Bernard Yack. The Longing for Total Revolution: Philosophic Sources of Social Discontent from Rousseau to Marx and Nietzsche. Princeton, N. J.: Princeton University Press, 1986. Pp. Xvii + 390. $35.00 (cloth).

[Review in Ethics: An International Journal of Social, Political, and Legal Philosophy, volume 98 (1988): p. 860]

Total revolution is "the complete transformation of the spirit of individuals and social institutions, which political revolution fails to achieve," to be brought about by change in "some special sphere of social interaction that shapes the character of interaction throughout the entire society, and which our actions can influence" (p. 124). For the past two hundred years many European intellectuals have longed for such a revolution, a longing Yack labels "left Kantian." Left Kantians demand that man's humanity, defined as autonomy, be realized in the external world. For Yack's purposes the original left Kantian was Friedrich Schiller. Carrying on left Kantian concerns have been the young Hegel, the left Hegelians, Marx, Nietzsche, and the twentieth century critical theorists. Preoccupation with the allegedly dehumanizing nature of modern institutions was allowed by two conceptual innovations, the first of which, originally made by Rousseau but introduced into Germany in a modified form by Kant, is the idea that 'human' is a term of distinction among men, not a species characteristic distinguishing man from animals. In Kant's hands this became the dichotomy of human freedom and natural necessity. The other innovation was one variant of the historicism which became popular in Germany in the nineteenth century: the belief that social phenomena are parts of historically specific social wholes permeated by a common spirit. The first innovation led (despite Kant) to the views that institutions should cultivate and embody human freedom and that man is dehumanized by institutions that fail to do so. The second set of beliefs gave hope that man could realize his humanity by transforming his institutions. In particular, the example of ancient Greece proved that the dehumanization caused by modern institutions was the result not of the human condition as such but of institutions that had been historically made and could therefore be unmade.

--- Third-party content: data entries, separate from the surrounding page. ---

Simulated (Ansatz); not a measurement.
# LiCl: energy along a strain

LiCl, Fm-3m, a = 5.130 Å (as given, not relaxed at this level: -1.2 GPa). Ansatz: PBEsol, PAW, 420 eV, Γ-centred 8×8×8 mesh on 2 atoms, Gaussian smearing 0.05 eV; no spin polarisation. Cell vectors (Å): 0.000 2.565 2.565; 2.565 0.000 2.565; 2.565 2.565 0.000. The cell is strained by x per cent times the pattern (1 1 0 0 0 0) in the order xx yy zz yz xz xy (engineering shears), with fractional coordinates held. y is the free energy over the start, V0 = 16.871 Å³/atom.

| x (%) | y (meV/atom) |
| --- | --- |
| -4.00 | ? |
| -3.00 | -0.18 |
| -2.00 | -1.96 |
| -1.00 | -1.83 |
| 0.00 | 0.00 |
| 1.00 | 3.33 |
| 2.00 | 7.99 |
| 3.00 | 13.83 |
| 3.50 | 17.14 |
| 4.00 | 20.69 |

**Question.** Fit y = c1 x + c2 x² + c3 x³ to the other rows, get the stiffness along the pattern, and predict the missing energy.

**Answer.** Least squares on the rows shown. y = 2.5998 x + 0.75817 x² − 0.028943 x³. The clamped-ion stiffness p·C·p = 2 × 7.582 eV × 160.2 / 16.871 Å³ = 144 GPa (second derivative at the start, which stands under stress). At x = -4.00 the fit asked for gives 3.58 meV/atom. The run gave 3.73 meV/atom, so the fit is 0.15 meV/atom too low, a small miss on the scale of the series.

Unfortunately the book, although giving evidence of extensive learning, is written in a way that makes reconstruction of the exact reasoning difficult and, as is common in the genre, the issues are discussed in an unnecessarily abstract way. Some of the author's theses, such as those found in his critique of the use of religious analogies in the explanation of revolutionary movements and in his analysis of longing, go beyond the evidence presented and even beyond the domain in which he is working (the history of political thought). But where he does wander into historical sociology or psychology his speculations are thought provoking and intelligent.